The opinion of the court was delivered by
Bennett, J.The defense of the action is put upon the ground of a tender of the additional costs occasioned by the appeal, and a denial of there being any intervening damages.
We think the deposition of John It. Smith was admissible, so far as it was received by the county court. That part of it included in brackets, and going to show the declaration of Jacob Stebbins to the deponent, in regard to the amount of his property, was excluded by the court below. But the fact that Stebbins gave in his list, for 1850, for property to the amount of some six hundred dollars, is a distinct fact, and has some tendency to prove that he had property to that amount, and this act of the principal is equally evidence against the surety. The opinion of the deponent that the principal, in May, 1850, was worth six hundred dollars, we think was well enough admitted. The deponent had been acquainted with the principal from the spring of 1835, and he had worked for the deponent more or less, several years, during his residence in the town; and, in 1850, the deponent Was one of the assessors of the town, and the principal gave in his list for real and personal estate for that year, to the amount of six hundred dollars. The deponent gave the grounds of his opinion.
In Hard v. Brown, 18 Vt. 87, it was held that a witness might be allowed to express his opinion as to the solvency of an individual, as derived from a personal acquaintance with him, and from his reputation, in this respect, in the community.
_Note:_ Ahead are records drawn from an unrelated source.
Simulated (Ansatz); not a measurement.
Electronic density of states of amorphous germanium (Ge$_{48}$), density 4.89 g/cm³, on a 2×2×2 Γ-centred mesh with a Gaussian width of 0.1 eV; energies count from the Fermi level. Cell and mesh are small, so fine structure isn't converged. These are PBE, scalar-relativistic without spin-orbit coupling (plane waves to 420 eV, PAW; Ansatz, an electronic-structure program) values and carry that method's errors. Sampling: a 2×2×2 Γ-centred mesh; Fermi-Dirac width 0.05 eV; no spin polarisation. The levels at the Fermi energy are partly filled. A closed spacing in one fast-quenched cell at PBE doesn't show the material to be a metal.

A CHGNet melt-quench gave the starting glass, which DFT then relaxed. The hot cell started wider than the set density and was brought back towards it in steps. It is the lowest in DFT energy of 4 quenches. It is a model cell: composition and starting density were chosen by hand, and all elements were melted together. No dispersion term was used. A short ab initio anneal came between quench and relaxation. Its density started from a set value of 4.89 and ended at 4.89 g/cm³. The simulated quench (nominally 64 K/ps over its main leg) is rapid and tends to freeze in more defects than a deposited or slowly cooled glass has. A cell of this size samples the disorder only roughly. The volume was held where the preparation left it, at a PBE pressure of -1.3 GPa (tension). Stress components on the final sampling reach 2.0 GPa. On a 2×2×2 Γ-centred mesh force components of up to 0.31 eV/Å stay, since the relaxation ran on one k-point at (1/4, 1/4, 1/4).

We think it was competent, for the purpose of showing insolvency in the principal before final judgment was obtained against him, to show that in March, 1851, he swore out of jail on the ex-execution in favor of Patty Hitchcock, and we see no objection to the medium of proof. It is evidence of insolvency, as against the principal; and, as the relation of principal and surety existed between Stebbins and the defendant, it is evidence against the latter.
The proceedings of the jail commissioners may be proved by parol. They have never, with us, been regarded as a court of *763iecord. They testified that Stebbins had, by them, been admitted to the poor debtor’s oath, and this was all that was important to the case. It was of no particular importance, in this case, whether a certificate was lodged with the jailor or not, and we see no objection to the admission of the certificate lodged with the jailor, as a part of the transaction, although signed by only one of the commissioners. If the sheriff had been sued for an escape, by the creditor in the execution, the case would have been quite different.
We see no objection to the principles of the charge, and it was fully warranted by the case of McGregor v. Balch, 17 Vt. 562.